Under-using AWS Kinesis Stream to limit AWS Lambda throughput

At ̶Q̶u̶r̶i̶ Trax (Quri was acquired by Trax in January 2018) we collect on a daily basis hundreds of thousands of data points in retail stores through many different data sources. One of them is our crowd-sourced mobile application Easy Shift. We ask our Shifters to gather data about products and promotional displays in thousands of stores every day. To ensure the best data quality possible we need to help our users locate the items by showing them the most accurate product picture possible.

Despite numerous efforts, gathering those pictures from our customers has proven to be a lengthy task and sometimes almost an impossible process. Even though some Product Database APIs exist, we found them often outdated at best, incomplete in most cases.

We learnt however a few months ago from our main customers that they were already partnering with a third-party company to maintain a product database with key information and best-in-class product shots (mostly used for online retail websites).

Knowing that, we started a project to partner with this third-party to integrate their data into our systems. We quickly learnt that their API was not an on-demand API but rather replication API. Hence we had to design a system to ingest their data, but most importantly their hundreds of thousands of images in a fast and scalable way.

With our main Ruby application being hosted on a Platform-as-a-Service provider who bills by the hour, it made little sense to download these pictures there to then upload them to the cloud.

Thus, I decided to use a serverless design to download these images into our cloud storage systems. As we already used AWS S3 for such purposes, AWS Lambda was a perfect fit.

The design was pretty simple: when fetching the original dump or the incremental updates, we would store the third party remote image URL and then, asynchronously, we would trigger lambda functions with the AWS API to download the assets and then store them in our S3 buckets.

That seemed optimal, until I started processing the hundreds of thousands images we had recorded the URLs for. I quickly started noticing Lambda Errors, shortly after, I received an email from our 3rd party partner informing us that: “Quri has set up automation to make simultaneous requests for images from multiple virtual machines. Our system can’t handle that, Quri’s API account has been temporarily suspended. We need to limit simultaneous requests to no more than 20.” — duh

Basically, I was killing their servers. It didn’t cross our minds that there could be a non-scalable system on their end.

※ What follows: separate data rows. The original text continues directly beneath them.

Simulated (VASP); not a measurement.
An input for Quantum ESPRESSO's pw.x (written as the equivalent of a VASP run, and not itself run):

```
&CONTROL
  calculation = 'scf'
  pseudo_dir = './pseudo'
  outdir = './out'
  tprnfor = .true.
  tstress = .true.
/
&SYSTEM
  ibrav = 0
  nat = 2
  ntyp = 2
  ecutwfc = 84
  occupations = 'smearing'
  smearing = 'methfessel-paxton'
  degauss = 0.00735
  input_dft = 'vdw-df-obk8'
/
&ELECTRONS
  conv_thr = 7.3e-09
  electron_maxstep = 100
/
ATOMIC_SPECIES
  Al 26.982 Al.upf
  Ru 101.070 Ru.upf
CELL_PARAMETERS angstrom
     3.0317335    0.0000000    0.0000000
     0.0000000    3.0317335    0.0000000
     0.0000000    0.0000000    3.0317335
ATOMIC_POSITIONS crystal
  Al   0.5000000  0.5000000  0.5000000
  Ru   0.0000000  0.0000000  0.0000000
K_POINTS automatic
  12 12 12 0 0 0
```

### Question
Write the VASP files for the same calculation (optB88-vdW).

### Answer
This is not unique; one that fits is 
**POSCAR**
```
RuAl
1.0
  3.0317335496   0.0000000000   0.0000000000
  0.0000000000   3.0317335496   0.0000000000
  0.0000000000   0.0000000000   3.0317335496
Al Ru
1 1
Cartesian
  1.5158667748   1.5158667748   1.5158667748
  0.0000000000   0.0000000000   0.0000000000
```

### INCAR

They were asking us to limit the number of simultaneous connections to 20. I was quite disappointed to have designed something that could in theory scale indefinitely on one side but clearly not on the other end. And honestly, I was a bit clueless as how to limit lambda’s throughput while keeping the API calls asynchronous (remember, we didn’t want to spend that time on our main app, the one that had the URL records).

I started researching AWS products. They have so many that there would for sure be one to suit our needs. First I looked into SQS but it didn’t seem to plug so well with Lambda. But I quickly realized it was possible to hook up Lambda functions as consumers for AWS Kinesis Streams.

http://docs.aws.amazon.com/lambda/latest/dg/with-kinesis.html

Kinesis was built as a queue system that can huge amount of data. In the open source world it could be compared to Kafka. People use it to process massive amounts of logs, for instance.

A Kinesis Stream has shards to balance the workload and each can have a Lambda consumer that can fetch between 1 and 100 records at a time for processing.

I was starting to see how we could control AWS Lambda’s execution.

I changed the design to the following:

Instead of calling the AWS Lambda API when processing each image entry, I now put a new record into an AWS Kinesis Stream for each URL to process. I decided that I only wanted one shard so that the Partition Key I use is always the same. I then changed my AWS Lambda function a little bit so that it can take an array of records as input and then asynchronously download and drop to S3 all these images.

Finally, I set up the Lambda consumer of my unique shard to fetch 20 records at a time, that way I could ensure there would no more than 20 simultaneous connections to our 3rd party provider.

Six months later, this system has been running flawlessly and we haven’t heard from the 3rd party provider ever since.

Finally, there are a few further steps we could make to optimize the design:

• Instead of using a single shard, we could use 20 of them with consumers that fetch only one record at a time. This would bring more concurrency
• In case of network error, we could also post faulty messages to a Dead Letter Queue and then replay those. This would make the system more fault tolerant.